Prep 0 mins
Cook 15 mins
- 1 tablespoon vegetable oil
- 4 boneless skinless chicken breast halves (about 1 pound)
- 1 (10 3/4 ounce) can Campbell's Cream of Chicken Soup (With Herbs)
- 1⁄2 cup milk
- broth simmered rice
- In medium skillet over medium-high heat, heat oil.
- Add chicken and cook 8 minutes or until browned.
- Set chicken aside.
- Pour off fat.
- Add soup and milk.
- Heat to a boil.
- Return chicken to pan.
- Reduce heat to low.
- Cover and cook 5 minutes or until chicken is no longer pink.
- Broth Simmered Rice: In medium saucepan over medium-high heat, heat 1 can CAMPBELL'S Condensed Chicken Broth and 1 cup water to a boil.
- Stir in 2 cups uncooked Minute Original Rice.

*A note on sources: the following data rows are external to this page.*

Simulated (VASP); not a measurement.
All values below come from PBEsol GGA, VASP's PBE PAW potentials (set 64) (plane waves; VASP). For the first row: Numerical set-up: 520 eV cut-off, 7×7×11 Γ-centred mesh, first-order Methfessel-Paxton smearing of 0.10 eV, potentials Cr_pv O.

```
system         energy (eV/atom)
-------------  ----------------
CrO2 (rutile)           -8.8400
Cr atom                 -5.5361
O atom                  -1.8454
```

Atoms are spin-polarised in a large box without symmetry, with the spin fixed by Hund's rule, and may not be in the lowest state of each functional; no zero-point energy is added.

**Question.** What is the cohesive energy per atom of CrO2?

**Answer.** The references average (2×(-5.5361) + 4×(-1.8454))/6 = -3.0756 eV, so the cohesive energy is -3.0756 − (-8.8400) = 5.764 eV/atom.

- Cover and remove from heat.
- Let stand 5 minutes.
- Fluff with fork.
- Creamy Mushroom-Garlic Chicken: Substitute 1 can (10% ounces) CAMPBELL'S Condensed Cream of Mushroom with Roasted Garlic Soup for Cream of Chicken with Herbs Soup.
- Quick Herbed Chicken Dijon: In step 2 add 1 tablespoon Dijon-style mustard with the soup and milk.